As an outdoor educator, one who really does know a thing or two about gathering wood and starting fires, running wilderness programs, tying knots, building emergency shelters and sleeping in snow caves-I can say that really? Those skills matter very little when it comes to surviving a long winter in Vermont.
It's not about keeping the heat up, or even on. It's not about paying propane bills, purchasing yet another electric heater, finding and using a blow dryer to thaw out pipes, pouring hot water into all the sink drains, tubs and showers. It's not even about keeping a woolen Army blanket in your car, a lighter, a sleeping bag, food and extra water. Not about keeping your car as full of gas as possible, having new snow tires, but keeping your vehicle turned around in your driveway to face the South, scraping snow and ice from every glass surface before daring to get into a frozen vehicle.

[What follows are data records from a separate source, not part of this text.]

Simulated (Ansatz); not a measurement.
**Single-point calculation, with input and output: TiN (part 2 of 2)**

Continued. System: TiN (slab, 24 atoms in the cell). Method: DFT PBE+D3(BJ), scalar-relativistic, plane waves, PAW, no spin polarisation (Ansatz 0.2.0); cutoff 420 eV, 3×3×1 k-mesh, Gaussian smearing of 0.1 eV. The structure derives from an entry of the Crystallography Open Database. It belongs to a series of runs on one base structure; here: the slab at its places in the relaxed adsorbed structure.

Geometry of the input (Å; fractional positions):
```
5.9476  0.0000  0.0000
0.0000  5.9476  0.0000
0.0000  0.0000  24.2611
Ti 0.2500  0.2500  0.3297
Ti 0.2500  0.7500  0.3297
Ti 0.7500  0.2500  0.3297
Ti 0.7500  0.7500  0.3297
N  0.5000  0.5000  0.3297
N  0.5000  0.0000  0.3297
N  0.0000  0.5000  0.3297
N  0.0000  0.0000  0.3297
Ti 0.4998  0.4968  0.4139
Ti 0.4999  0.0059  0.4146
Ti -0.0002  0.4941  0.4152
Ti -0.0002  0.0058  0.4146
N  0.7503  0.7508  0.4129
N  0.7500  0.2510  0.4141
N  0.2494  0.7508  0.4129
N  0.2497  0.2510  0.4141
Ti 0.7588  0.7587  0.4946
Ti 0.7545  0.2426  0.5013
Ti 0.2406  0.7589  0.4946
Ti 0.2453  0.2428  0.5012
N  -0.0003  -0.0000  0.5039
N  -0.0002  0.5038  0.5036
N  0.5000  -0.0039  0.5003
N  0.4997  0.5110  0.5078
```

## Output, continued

It's much more complicated than that; it's about mental survival.
It's about making yourself crawl out of a warm bed and being able to see your breath vapors...taking your showers in the evening because it's just too damned cold in the morning and not kidding yourself into thinking about turning up the heat on work-day mornings; you are just going to be at home one waking hour today, anyway.
It's about not allowing the defeatist weather channel and the two weather phone apps you follow to turn your frozen brain into mush. And if you know what's good for you, you had better not listen to your co-workers talk about the weather more than 15 or 20 times a day. Learning to spend hour upon hour alone in your little office, back turned to the window and the street. You need to learn to see every single teeny tiny speck of hope as a harbinger of spring--the sun that peeks through the gray haze one hour a month in December, the temperature difference between night and day in January, the short and dark month of February with Valentines' Day smack dab in the middle of it.
Yes, dress in layers (lest you perish), but have a little style! A fluffy down street-length coat with a hood can be accented with a nice, jaunty cashmere scarf. And everything you OWN need not be black. Your mood need not be either. Some people grow plants over the winter, religiously watering them and talking to them as if they are pets. Others do "family game nights" and order out pizza. They make every day special...living in their own quiet hazes of reality, humming little tunes, imagining what their gardens will look like come spring. Some folks even get together with friends in writing groups, book clubs or bowling leagues...anything to stave off the dread of yet another short day of sub-zero terror.
Surviving winter in Vermont is really only partially about not freezing to death.